## Exercise 3.2: Sentiment Analysis and Preprocessing Text

### Part1: Using the TextBlob Sentiment Analyzer

In [4]:
# Import the required packages

import pandas as pd 
import numpy as np
import re as re
from textblob import TextBlob
from textblob.classifiers import NaiveBayesClassifier
import nltk
from nltk.corpus import stopwords
from bs4 import BeautifulSoup 
from sklearn.feature_extraction.text import CountVectorizer
from sklearn.ensemble import RandomForestClassifier
import html

In [5]:
# 1. Import the movie review data as a data frame and ensure that the data is loaded properly.

reviews = pd.read_csv("/Users/anjanibonda/Data-Science/DSC550/Week3_Sentiment_Analysis/labeledTrainData.tsv",sep="\t")
reviews.head()

Unnamed: 0,id,sentiment,review
0,5814_8,1,With all this stuff going down at the moment w...
1,2381_9,1,"\The Classic War of the Worlds\"" by Timothy Hi..."
2,7759_3,0,The film starts with a manager (Nicholas Bell)...
3,3630_4,0,It must be assumed that those who praised this...
4,9495_8,1,Superbly trashy and wondrously unpretentious 8...


In [6]:
# 2. How many of each positive and negative reviews are there?

#Display the counts for each sentiment, positive and negative
reviews.sentiment.value_counts()

1    12500
0    12500
Name: sentiment, dtype: int64

In [7]:
# 3. Use TextBlob to classify each movie review as positive or negative. Assume that a polarity score greater than 
#    or equal to zero is a positive sentiment and less than 0 is a negative sentiment.

from textblob import TextBlob

# Create a new column 'sentiment_score' using the TextBlob polarity score
reviews['sentiment_score'] = reviews['review'].apply(lambda text: TextBlob(text).sentiment.polarity)

In [8]:
# Create a function to analyze the polarity scores to determine positivity, neutrality or negativity
def getAnalysis(score):
  if score < 0:
    return '0'
  else:
    return '1'

In [9]:
# Create a new column by applying the function to the sentiment score

reviews['sentiment_textblob'] = reviews['sentiment_score'].apply(getAnalysis)
reviews.head()

Unnamed: 0,id,sentiment,review,sentiment_score,sentiment_textblob
0,5814_8,1,With all this stuff going down at the moment w...,0.001277,1
1,2381_9,1,"\The Classic War of the Worlds\"" by Timothy Hi...",0.256349,1
2,7759_3,0,The film starts with a manager (Nicholas Bell)...,-0.053941,0
3,3630_4,0,It must be assumed that those who praised this...,0.134753,1
4,9495_8,1,Superbly trashy and wondrously unpretentious 8...,-0.024842,0


In [10]:
reviews.sentiment_textblob.value_counts()

1    19017
0     5983
Name: sentiment_textblob, dtype: int64

In [11]:
# 4. Check the accuracy of this model. Is this model better than random guessing?

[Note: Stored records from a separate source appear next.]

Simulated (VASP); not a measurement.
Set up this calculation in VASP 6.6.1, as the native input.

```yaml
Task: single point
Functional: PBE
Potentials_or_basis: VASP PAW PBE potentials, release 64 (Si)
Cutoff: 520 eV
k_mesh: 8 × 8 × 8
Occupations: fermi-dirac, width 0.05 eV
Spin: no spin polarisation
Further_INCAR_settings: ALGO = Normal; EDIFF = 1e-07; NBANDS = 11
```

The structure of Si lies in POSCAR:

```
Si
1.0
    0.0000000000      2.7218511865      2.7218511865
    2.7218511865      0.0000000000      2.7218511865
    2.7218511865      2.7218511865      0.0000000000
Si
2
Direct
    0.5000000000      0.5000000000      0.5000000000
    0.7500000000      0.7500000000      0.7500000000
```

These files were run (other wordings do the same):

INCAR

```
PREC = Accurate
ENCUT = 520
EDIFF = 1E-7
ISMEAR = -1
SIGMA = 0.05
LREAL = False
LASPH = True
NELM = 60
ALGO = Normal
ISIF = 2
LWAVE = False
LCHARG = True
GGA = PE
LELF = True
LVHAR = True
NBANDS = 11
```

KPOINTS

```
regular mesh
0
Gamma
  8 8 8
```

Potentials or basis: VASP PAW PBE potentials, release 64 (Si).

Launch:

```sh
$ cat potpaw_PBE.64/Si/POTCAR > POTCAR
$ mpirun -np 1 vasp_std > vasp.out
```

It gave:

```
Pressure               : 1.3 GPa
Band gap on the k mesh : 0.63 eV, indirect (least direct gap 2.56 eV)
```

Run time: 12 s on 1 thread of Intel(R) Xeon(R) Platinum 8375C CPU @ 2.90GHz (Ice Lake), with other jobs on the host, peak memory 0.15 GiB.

print("Accurate positive sentiment prediction by textBlob :", sum((reviews['sentiment'] > 0) & (reviews['sentiment_score'] >= 0)))
print("Accurate negative sentiment prediction by textBlob :", sum((reviews['sentiment'] <= 0) & (reviews['sentiment_score'] < 0)))

Accurate positive sentiment prediction by textBlob : 11824
Accurate negative sentiment prediction by textBlob : 5307


Total # of agreements by textBlob: 11824 + 5307 = 18483

Total # of samples: 25000

Accuracy of textBlob = (18483/25000)*100 = 73.932%

Accuracy of textBlob model is about 74%. This is definitely better than random guessing which would be of 50% accuracy  with either yes or no.

In [12]:
# 5. For up to five points extra credit, use another prebuilt text sentiment analyzer, e.g., VADER, and repeat steps
#   (3) and (4).

#Importing vader module
import nltk
nltk.downloader.download('vader_lexicon')
nltk.download('stopwords')
nltk.download('punkt')
from nltk.sentiment.vader import SentimentIntensityAnalyzer

[nltk_data] Downloading package vader_lexicon to
[nltk_data]     /Users/anjanibonda/nltk_data...
[nltk_data]   Package vader_lexicon is already up-to-date!
[nltk_data] Downloading package stopwords to
[nltk_data]     /Users/anjanibonda/nltk_data...
[nltk_data]   Package stopwords is already up-to-date!
[nltk_data] Downloading package punkt to
[nltk_data]     /Users/anjanibonda/nltk_data...
[nltk_data]   Package punkt is already up-to-date!


In [13]:
analyzer = SentimentIntensityAnalyzer()
reviews['negative'] = [analyzer.polarity_scores(x)['neg'] for x in reviews['review']]
reviews['neutral'] = [analyzer.polarity_scores(x)['neu'] for x in reviews['review']]
reviews['positive'] = [analyzer.polarity_scores(x)['pos'] for x in reviews['review']]
reviews['compound'] = [analyzer.polarity_scores(x)['compound'] for x in reviews['review']]
reviews['total'] = reviews['positive'] - reviews['negative']

In [14]:
#Calculating positive and negative review sentiment analysis count by Vader
print("Number of rows in the data set with positive reviews in dataset per vader Analysis :", sum(reviews['compound'] >= 0))
print("Number of rows in the data set with Negative reviews in dataset per vader Analysis :", sum(reviews['compound'] < 0))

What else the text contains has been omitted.